Explore the practices for sustainably mitigating the cost of speedy delivery—with implementation codes
As the machine learning (ML) community advances over the years, the resources available for developing ML projects are plentiful. For example, we can rely on the generic Python package scikit-learn, which is built on NumPy, SciPy, and matplotlib, for data preprocessing and basic predictive tasks. Or we can leverage the open-source collection of pre-trained models from Hugging Face for analyzing diverse types of datasets. These empower current data scientists to quickly and effortlessly tackle standard ML tasks while achieving moderately good model performance.
However, the abundance of ML tools often leads business stakeholders and even practitioners to underestimate the effort required to build enterprise-level ML systems. Particularly when faced with tight project deadlines, the teams may expedite deploying systems to production without giving sufficient technical considerations. Consequently, the ML system often does not address the business needs in a technically sustainable and maintainable manner.
As the system evolves and deploys over time, technical debts accumulate — The longer the implied cost remains unaddressed, the more costly it becomes to rectify them.

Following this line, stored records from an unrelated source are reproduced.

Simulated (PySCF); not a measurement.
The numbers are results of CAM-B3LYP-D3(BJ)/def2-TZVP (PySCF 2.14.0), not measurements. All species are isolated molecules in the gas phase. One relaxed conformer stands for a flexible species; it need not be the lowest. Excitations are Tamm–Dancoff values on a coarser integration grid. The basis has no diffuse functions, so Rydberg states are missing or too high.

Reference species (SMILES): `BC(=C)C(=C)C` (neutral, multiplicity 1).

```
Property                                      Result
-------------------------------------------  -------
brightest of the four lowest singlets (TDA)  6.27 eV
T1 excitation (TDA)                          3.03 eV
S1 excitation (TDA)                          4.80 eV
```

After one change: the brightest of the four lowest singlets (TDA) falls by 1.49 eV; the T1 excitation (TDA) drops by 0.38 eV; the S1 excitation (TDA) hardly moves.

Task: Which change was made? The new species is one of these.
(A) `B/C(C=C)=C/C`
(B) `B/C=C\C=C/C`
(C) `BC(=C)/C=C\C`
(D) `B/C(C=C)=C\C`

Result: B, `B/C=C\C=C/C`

There are multiple sources of technical debts in the ML system. Some are included below.
#1 Inflexible code design to cater to unforeseen requirements
To validate if ML can address the enterprise challenges at hand, many ML projects commence with a proof of concept (PoC). We initially created a Jupyter Notebook or Google Colab environment to explore data, then developed several ad-hoc functions, and created the illusion of nearing project completion for stakeholders. Such systems building directly from PoC may end up consisting mostly of glue code — the supporting code that connects specific incompatible components but itself does not have the functionality of data analysis. They can be spaghetti-like, hard to maintain, and prone to errors.